A Ramona family claims Caltrans is trying to silence their concerns about safety, by making them pay a $74,000 legal bill.
Alexandria Drake was killed in a head-on crash three years ago, on State Route 67, a windy highway connecting Lakeside and Ramona.
Her mother, Pamela McKeirnan, will never forget that terrible day.
Alex, as Pamela still calls her, was killed instantly, when an on-coming car crossed the divider, and hit Alex's car head-on. Alex’s infant son was in the backseat, and survived.
Today, Pamela told NBC 7, “I willingly would have died to take her place, so she could have raised my grandson.”
Alex’s family sued Caltrans. During the trial, their lawyer told jurors that Caltrans knew the high was dangerous, and had consistently declined to make improvements that would reduce accidents and protect public safety.
The attorney, Brett J. Schreiber, told jurors that Caltrans’ own statistics reveal that SR 67 has a fatality rate that’s twice the state-wide average.
But the jury sided with Caltrans. Now, Caltrans wants Pamela and her family to pay $73,802 in court costs.
Pamela claims the state agency is punishing her filing a lawsuit that she hoped would force Caltrans to improve that dangerous roadway.
“It was never about the money,” Pamela told NBC 7. “That would have been like blood money for us. That would have put a price on our child's life, and there is no price to put on our child's life."

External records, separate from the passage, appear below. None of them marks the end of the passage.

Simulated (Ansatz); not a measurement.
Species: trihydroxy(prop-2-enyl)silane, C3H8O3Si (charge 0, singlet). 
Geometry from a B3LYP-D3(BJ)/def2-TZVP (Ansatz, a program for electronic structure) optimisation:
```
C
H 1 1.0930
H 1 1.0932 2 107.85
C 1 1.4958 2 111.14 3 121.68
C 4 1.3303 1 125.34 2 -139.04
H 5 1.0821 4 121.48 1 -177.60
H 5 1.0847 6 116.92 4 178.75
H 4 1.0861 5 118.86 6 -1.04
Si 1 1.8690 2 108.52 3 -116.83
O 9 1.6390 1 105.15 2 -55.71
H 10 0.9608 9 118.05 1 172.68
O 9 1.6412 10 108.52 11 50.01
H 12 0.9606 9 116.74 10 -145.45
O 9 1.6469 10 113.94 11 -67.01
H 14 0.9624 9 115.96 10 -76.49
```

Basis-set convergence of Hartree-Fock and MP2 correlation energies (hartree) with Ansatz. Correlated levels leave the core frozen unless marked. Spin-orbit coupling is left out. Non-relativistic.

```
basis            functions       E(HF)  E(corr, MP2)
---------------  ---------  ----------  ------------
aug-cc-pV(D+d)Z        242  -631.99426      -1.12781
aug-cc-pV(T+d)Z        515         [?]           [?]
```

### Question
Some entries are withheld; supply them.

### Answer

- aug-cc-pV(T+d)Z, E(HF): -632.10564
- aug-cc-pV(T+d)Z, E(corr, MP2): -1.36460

Caltrans says it represents all state taxpayers, and that attempting to collect court costs is in “best interests of the state of California."
The agency says its collect legal costs in this case is "standard procedure" in civil litigation.
Caltrans says it actually spent more than $250,000 in legal fees on the case, so it’s only collecting a portion of what taxpayers’ paid to defend against the lawsuit.